The Supreme Court on Tuesday said that Article 370 of the Constitution was not a "temporary provision". It was responding to a plea challenging the validity of Article 370, which grants a special status to the state of Jammu and Kashmir. The petition was filed by Kumari Vijayalakshmi Jha, seeking a declaration that Article 370 was temporary in nature. The petitioner had claimed before the high court that Article 370 was a temporary provision that had lapsed with the dissolution of the Constituent Assembly in 1957. A Bench of judges Adarsh K Goel and R F Nariman said, "The issue concerned is covered by the judgment of this court in the 2017 SARFAESI matter, where we have held that despite the headnote of Article 370, it is not a temporary provision."
Article 370 of the Indian Constitution confers special autonomous status to Jammu & Kashmir. It is a 'temporary provision' under Part XXI of the Constitution of India, which deals with "Temporary, Transitional and Special Provisions." The state has different provisions than all other states, according to the Constitution. For example, till 1965, J&K had a prime minister in place of the chief minister.
History of Article 370
The controversial provision was drafted by Sheikh Abdullah. Sheikh Abdullah did not want temporary provisions for Article 370. He 'iron clad autonomy' for the state.
What are the provisions of Article 370?
Parliament needs Jammu & Kashmir government's nod for applying laws in the state — except defence, foreign affairs, finance, and communications.
The law of citizenship, ownership of property, and fundamental rights of the residents of Jammu & Kashmir is different from the residents living in rest of India. Under Article 370, citizens from other states can not buy property in Jammu & Kashmir. Under Article 370, the Centre has no power to declare financial emergency.
Temporary provision or not?
A petition filed by Kumari Vijayalakshmi Jha challenged the validity of Article 370 against the Delhi High Court's April 11, 2017 order. The petition had said that the continuance of the temporary provision of Article 370 even after dissolution of Constituent Assembly of J&K, and that of J&K Constitution which has never got the assent of the President of India or Parliament or the government of India, "amounts to fraud on the basic structure of our Constitution".
Supreme Court's order: The apex court said that in its earlier verdict of 2017 in the SARFESI case, it has been already held that Article 370 was "not a temporary provision".

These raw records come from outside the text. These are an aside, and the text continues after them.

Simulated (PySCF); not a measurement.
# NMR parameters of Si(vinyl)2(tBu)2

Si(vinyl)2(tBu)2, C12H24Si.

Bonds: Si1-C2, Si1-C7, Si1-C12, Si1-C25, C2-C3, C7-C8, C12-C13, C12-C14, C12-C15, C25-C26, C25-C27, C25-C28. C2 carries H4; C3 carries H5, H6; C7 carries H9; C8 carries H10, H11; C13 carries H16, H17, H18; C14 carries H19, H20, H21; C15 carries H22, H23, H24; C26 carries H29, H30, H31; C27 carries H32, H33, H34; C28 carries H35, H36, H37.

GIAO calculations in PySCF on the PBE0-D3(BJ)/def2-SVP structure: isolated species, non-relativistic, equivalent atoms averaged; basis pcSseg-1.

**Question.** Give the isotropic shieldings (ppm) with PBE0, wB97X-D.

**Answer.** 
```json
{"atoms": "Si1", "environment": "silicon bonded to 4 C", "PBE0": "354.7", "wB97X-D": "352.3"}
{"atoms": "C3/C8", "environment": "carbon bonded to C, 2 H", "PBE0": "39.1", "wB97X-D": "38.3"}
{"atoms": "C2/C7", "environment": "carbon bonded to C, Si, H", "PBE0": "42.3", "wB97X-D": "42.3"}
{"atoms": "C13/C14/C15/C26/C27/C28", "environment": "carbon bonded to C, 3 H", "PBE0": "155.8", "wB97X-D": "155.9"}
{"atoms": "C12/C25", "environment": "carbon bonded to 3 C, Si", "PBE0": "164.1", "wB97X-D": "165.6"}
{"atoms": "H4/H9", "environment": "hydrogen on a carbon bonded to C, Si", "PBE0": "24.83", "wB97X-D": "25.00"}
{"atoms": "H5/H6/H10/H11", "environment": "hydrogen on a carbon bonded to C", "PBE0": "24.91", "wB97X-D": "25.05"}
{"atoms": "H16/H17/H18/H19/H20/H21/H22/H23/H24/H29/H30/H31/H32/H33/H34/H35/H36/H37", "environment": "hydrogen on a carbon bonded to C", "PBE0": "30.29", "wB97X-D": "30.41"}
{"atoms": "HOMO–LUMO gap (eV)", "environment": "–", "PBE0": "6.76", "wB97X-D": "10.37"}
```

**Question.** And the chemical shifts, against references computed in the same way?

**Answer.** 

During the hearing, Additional Solicitor General Tushar Mehta appearing for the Centre said that the matter be heard after some time as similar matters are pending before the court and are to be listed shortly.
Senior advocate Rajeev Dhavan and advocate Shoeb Alam appearing for the Jammu and Kashmir government clarified that other matters which are pending before the apex court relates to Article 35 A of the Constitution and not Article 370 as submitted by the ASG.
Dhavan said that those matter cannot be heard along with the present case, which only deals with Article 370.
BJP vs PDP on Article 370
There is a sharp difference between the views of BJP and its partner PDP in Jammu and Kashmir. The Bharatiya Janata Party has been maintained its stand that Article 370 should be scrapped. However, the alliance of BJP in Jammu and Kashmir, PDP, informed Lok Sabha last month, "There is currently no such proposal under consideration of the Government."